Iceberg Catalog Integration
Olympia provides an implementation of the pluggable Java Catalog
API standard in Apache Iceberg
with class path org.format.olympia.iceberg.OlympiaIcebergCatalog
.
See related Iceberg documentation for how to use it standalone or with various query engines like Apache Spark, Apache Flink, and Apache Hive.
Catalog Properties
The Olympia Iceberg catalog exposes the following catalog properties:
Property Name | Description | Required? | Default |
---|---|---|---|
warehouse | The Iceberg catalog warehouse location, should be set to the root location for the catalog storage | Yes | |
storage.type | Type of storage. If not set, the type is inferred from the root URI scheme. | No | |
storage.ops.<key> | Any property configuration for a specific type of storage operation. | No | |
system.ns-name | Name of the system namespace | No | sys |
dtxn.parent-ns-name | Name of the parent namespace for all distributed transactions. This parent namespace is within the system namespace and hold all distributed transaction namespaces | No | dtxns |
dtxn.ns-prefix | The prefix for a namespace to represent a distributed transaction | No | dtxn_ |
For example, a user can initialize an Olympia Iceberg catalog Java instance with:
import io.Olympia.iceberg.OlympiaIcebergCatalog;
import io.Olympia.relocated.com.google.common.collect.ImmutableMap;
import org.apache.iceberg.catalog.Catalog;
import org.apache.iceberg.catalog.CatalogProperties;
import org.apache.iceberg.catalog.SupportsNamespaces;
Catalog catalog = new OlympiaIcebergCatalog();
catalog.initialize(
ImmutableMap.of(
CatalogProperties.WAREHOUSE_LOCATION, // "warehouse"
"s3://my-bucket"));
SupportsNamespaces nsCatalog = (SupportsNamespace) catalog;
Operation Behavior
When using Olympia through Iceberg catalog, all the operations will first begin a transaction and then perform the operation. If the operation modifies the object, it will commit the transaction to the catalog.

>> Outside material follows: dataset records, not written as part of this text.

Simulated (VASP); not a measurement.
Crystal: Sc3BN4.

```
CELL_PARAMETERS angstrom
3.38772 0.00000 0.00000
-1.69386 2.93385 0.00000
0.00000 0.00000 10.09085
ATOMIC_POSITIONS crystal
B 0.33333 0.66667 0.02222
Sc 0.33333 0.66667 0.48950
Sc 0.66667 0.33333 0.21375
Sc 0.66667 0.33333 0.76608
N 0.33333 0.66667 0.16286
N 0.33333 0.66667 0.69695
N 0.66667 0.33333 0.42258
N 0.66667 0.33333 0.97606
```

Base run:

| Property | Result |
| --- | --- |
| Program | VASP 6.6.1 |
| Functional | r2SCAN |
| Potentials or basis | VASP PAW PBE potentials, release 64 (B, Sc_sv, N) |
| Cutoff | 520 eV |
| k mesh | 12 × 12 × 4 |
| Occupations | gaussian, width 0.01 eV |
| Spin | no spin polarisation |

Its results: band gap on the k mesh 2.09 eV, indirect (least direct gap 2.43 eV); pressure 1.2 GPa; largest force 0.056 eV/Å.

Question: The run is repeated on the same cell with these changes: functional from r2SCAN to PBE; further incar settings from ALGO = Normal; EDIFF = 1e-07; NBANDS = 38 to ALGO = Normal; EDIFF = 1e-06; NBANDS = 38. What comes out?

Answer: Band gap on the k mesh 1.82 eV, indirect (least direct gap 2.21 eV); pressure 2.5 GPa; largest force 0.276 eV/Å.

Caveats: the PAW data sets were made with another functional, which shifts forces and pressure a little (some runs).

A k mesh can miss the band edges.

When using Iceberg transactions to perform multiple operations, Olympia will begin a transaction, perform all the operations and then commit the transaction to the catalog. For example:
import org.apache.iceberg.catalog.TableIdentifier;
import org.apache.iceberg.types.Types;
Table table = catalog.loadTable(TableIdentifier.of("ns1", "t1"));
Transaction txn = table.newTransaction();
txn.updateSchema()
.addColumn("region", Types.StringType.get())
.commit();
txn.updateSpec()
.addField("region")
.commit();
txn.commitTransaction();
In this sequence, an Olympia transaction will hold the schema and partition spec update, and commit both changes to catalog in a single transaction.
Using System Namespace
The system namespace is a special namespace with name determined by system.ns-name
that exists
if an Olympia catalog is initialized at the warehouse
location.
It contains information about the distributed transactions that are available to use in the catalog.
Create a new Olympia catalog
If there is no Olympia catalog at the configured warehouse
location, the system namespace will not exist.
The act of creating this system namespace represents creating the catalog.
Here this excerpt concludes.